Happy effect of agreeable anticipations of the future. — It is, however, chiefly in painting future scenes, that imagination loves to indulge herself, and her prophetic dreams are almost always favorable to happiness. By an erroneous education, indeed, it is possible to render this faculty an instrument of constant and of exquisite distress; but, in such cases, (abstracting from the influence of a constitutional melancholy,) the distresses of a gloomy imagination are to be ascribed, not to nature, but to the force of early impressions.

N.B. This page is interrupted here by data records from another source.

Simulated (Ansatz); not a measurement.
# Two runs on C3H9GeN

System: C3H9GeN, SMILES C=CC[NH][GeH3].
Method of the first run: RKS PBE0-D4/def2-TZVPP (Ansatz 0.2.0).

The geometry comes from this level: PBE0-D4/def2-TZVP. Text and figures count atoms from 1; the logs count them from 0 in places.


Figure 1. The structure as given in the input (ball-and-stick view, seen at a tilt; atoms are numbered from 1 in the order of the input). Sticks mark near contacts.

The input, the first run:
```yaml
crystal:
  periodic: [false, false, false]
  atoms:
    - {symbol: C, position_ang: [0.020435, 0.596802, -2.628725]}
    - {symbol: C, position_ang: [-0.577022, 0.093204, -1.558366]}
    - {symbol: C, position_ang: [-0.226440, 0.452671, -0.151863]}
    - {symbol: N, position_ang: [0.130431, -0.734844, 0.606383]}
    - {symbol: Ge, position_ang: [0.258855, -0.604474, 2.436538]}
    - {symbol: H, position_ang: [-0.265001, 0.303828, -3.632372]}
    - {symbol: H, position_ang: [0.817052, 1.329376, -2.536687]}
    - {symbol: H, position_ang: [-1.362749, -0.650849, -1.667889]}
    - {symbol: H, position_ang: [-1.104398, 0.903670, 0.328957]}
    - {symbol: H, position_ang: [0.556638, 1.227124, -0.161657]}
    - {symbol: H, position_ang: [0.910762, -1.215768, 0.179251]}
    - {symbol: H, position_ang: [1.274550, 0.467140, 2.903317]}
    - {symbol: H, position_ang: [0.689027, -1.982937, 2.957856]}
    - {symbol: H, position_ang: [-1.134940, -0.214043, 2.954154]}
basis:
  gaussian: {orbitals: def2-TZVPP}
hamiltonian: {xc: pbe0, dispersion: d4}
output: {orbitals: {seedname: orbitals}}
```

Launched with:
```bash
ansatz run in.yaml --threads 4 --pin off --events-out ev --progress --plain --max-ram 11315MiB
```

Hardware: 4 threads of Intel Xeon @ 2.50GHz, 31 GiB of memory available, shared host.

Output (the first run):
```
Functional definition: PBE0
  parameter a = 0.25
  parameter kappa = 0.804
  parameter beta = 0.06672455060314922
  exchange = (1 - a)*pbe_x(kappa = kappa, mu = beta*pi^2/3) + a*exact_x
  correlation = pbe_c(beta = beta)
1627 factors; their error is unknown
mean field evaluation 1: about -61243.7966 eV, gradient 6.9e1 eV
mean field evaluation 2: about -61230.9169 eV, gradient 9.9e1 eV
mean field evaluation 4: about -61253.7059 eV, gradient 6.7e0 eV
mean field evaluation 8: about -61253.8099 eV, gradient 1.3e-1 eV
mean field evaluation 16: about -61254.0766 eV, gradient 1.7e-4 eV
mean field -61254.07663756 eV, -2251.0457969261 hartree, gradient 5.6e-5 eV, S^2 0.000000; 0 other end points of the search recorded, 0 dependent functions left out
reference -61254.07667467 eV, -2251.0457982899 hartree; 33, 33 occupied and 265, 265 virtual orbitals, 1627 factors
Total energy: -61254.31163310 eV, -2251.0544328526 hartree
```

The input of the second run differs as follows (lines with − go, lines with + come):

The common bias of the mind undoubtedly is, (such is the benevolent appointment of Providence,) to think favorably of the future; to overvalue the chances of possible good, and to

underrate the risk of possible evil; and, in the case of some fortunate individuals, this disposition remains after a thousand disappointments. To what this bias of our nature is owing, it is not material for us to inquire; the fact is certain, and it is an important one to our happiness. It supports us under the real distresses of life, and cheers and animates all our labors; and although it is sometimes apt to produce, in a weak and indolent mind, those deceitful suggestions of ambition and vanity, which lead us to sacrifice the duties and the comforts of the present moment to romantic hopes and expectations; yet, it must be acknowledged, when connected with habits of activity, and regulated by a solid judgment, to have a favorable effect on the character, by inspiring that ardor and enthusiasm which both prompt to great enterprises, and are necessary to insure their success. When such a temper is united (as it commonly is) with pleasing notions concerning the order of the universe, and, in particular, concerning the condition and the prospects of man, it places our happiness, in a great measure, beyond the power of fortune. While it adds a double relish to every enjoyment, it blunts the edge of all our sufferings; and, even when human life presents to us no object on which our hopes can rest, it invites the imagination beyond the dark and troubled horizon, which terminates all our earthly prospects, to wander unconfined in the regions of futurity. A man of benevolence, whose mind is enlarged by philosophy, will indulge the same agreeable anticipations with respect to society; will view all the different improvements in arts, in commerce, and in the sciences, as coöperating to promote the union, the happiness, and the virtue of mankind; and amidst the political disorders resulting from the prejudices and follies of his own times, will look forward with transport to the blessings which are reserved for posterity in a more enlightened age.